I fed it full throttle, sawed the steering wheel like a lunatic and put the car straight into the grass. “Sorry, chief. Thought I heard somebody say dooooriftoooo!”

Thankfully, it was fine. The good news was that this car isn’t about driving like an idiot. In fact, driving it is quite an education.

(Full disclosure: McLaren flew me from Los Angeles to Rome, put me up in a hotel that looked like an art museum and cut me loose with the 720S on the road and on a race track for a day so I could tell you about it.)

McLaren is a small, independent automaker out of England carrying the name of legendary Formula 1 racer, engineer and all-around OG Bruce McLaren. That little swoosh logo is actually an artfully rendered kiwi bird from his home country of New Zealand. (At least that’s what the company reps say. Apparently, it’s also a derivative of the Marlboro logo.)

Mr. McLaren himself oversaw the conception and production of the first McLaren race cars, which were grinding it out with the likes of Ferrari and Porsche as early as the 1960s. He died young, and legend has it he’d always dreamed of a road car, but the company didn’t get much further than a drivable prototype in his day.

It wasn’t until the 1990s that McLaren took another crack at making a street-legal machine, but its patience paid off as the three-seated “F1” is still revered as one of the greatest things to wear license plates ever — a quarter-century after it was introduced.

But McLaren still isn’t a household name to most people, not the way Ferrari or Lamborghini are. It wasn’t a bona fide series-production automaker until just a few years ago when it introduced the 12C and later, a convertible variant. Today, McLaren has three distinct model lines, which it refers to as the “Sport Series,” “Super Series” and “Ultimate Series,” basically in order of hardcore hotness.

Don’t worry, just because McLaren’s gone a little “mainstream” than the bonkers F1 doesn’t mean its vehicles have lost their wild performance... or distinctive charms. I went to Europe to test the 720S, successor to the superb 650S, and the latest entry in its Super Series.

Spoiler alert: it was good.

What Is It? 

The McLaren 720S is a carbon fiber monocage structure build around a new 4.0-liter twin turbo V8 with a staggering 710 horsepower (or 720 metric horsepower, hence the name) and 568 lb-ft of torque. Power goes to the rear wheels through a super quick seven-speed dual clutch transmission.

McLaren claims the vehicle weighs 3,128 pounds ready-to-drive, and that all those numbers translate to a 0 to 60 time of 2.8 seconds and a downright silly top speed of 212 mph. All I can confirm is that, in the hands of a professional pilot, it’s almost quick enough to make me carsick. I never get carsick. I survived a stunt plane without puking. The 720S was a different animal.

But you don’t always have to drive it as hard as Bruce would have. Like other late McLarens, the 720S has “Comfort,” “Sport” and “Track” modes for its powertrain and suspension, activated by a lethal-looking set of switches just right of the steering wheel.

“Comfort” is less hyperbole than you might think, too. And “Track Mode,” well, we’ll get to that later.

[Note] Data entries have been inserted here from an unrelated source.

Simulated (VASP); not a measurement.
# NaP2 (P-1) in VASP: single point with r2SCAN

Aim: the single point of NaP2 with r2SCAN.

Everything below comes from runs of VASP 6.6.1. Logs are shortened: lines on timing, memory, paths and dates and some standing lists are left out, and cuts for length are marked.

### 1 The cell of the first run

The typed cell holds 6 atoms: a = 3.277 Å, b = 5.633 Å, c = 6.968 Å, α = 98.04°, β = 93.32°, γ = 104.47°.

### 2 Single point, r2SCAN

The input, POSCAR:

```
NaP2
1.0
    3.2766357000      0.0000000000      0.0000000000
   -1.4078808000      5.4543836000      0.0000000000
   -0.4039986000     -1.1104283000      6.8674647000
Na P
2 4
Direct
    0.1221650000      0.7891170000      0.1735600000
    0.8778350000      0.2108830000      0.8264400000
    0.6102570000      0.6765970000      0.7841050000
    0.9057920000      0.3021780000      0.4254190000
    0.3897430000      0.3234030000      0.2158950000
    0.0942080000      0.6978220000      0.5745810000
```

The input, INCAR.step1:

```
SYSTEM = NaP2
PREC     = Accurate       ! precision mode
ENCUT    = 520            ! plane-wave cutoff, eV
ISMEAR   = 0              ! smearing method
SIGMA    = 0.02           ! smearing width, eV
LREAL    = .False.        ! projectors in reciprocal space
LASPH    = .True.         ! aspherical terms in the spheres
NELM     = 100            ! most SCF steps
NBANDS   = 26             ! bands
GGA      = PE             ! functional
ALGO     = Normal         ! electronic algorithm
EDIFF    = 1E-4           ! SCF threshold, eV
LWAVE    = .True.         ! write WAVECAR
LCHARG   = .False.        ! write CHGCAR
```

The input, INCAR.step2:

While McLaren’s Sport Series makes up the poverty-spec basic models starting at a mere $200,000 for a gentle 562-horsepower grocery getter, the Ultimate Series is no-holds-barred, space-worthy wizardry. That included the recently-discontinued P1 hybrid hypercar; as for its replacement, McLaren won’t talk details yet.

But the 720S belongs to the Super Series, right in the middle, or wherever you’d call the space between “mildly extreme” and “extremely extreme.”

As such the car is billed as an absurdly quick, race-track ready weapon, yet one that’s also comfortable enough to use every day and loaded up with enough guidance-assisting technology to make anybody look like they belong behind the wheel of such a machine.

More specifically, the 720S is supposed to fall between the outgoing 650S sports car and 675LT bone-shaker in terms of luxury and performance, and the “cheapest” spec starts at $284,745. The options list pushes the price into the 300s and beyond since McLaren Special Operations will perform (almost) any customization you desire.

The Coolest Stuff 

The 720S is a rolling sculpture of aerodynamics straight out of a Hot Wheels designer’s fever dream. And a stopwatch corroborates there’s plenty of speed to substantiate the style.

But what makes this machine most distinctive among supercars is its ability to teach you how to drive it like a champion. Or at least, leave a car show parking lot without Mustang-ing your way onto the local news, or this website.

The system at work here is called Variable Drift Control, and as McLaren pro driver Jamie Wall explained to me while we took hot laps around Italy’s Autodromo Vallelunga, it’s not an “instant tire smoke button” like you might expect from the increasingly popular Drift Mode seen in other cars.

VDC is really more like a volume knob for the car’s traction control. You literally move a slider on the center-mounted touchscreen that adjusts an avatar of a little McLaren with its ass hanging out progressively further on a turn.

Keep the system low and the computer will optimize wheelslip, throttle response, steering and braking for maximum stability. Flip the slider all the way out and the 720S will let you step its rear wheels out a whole lot further.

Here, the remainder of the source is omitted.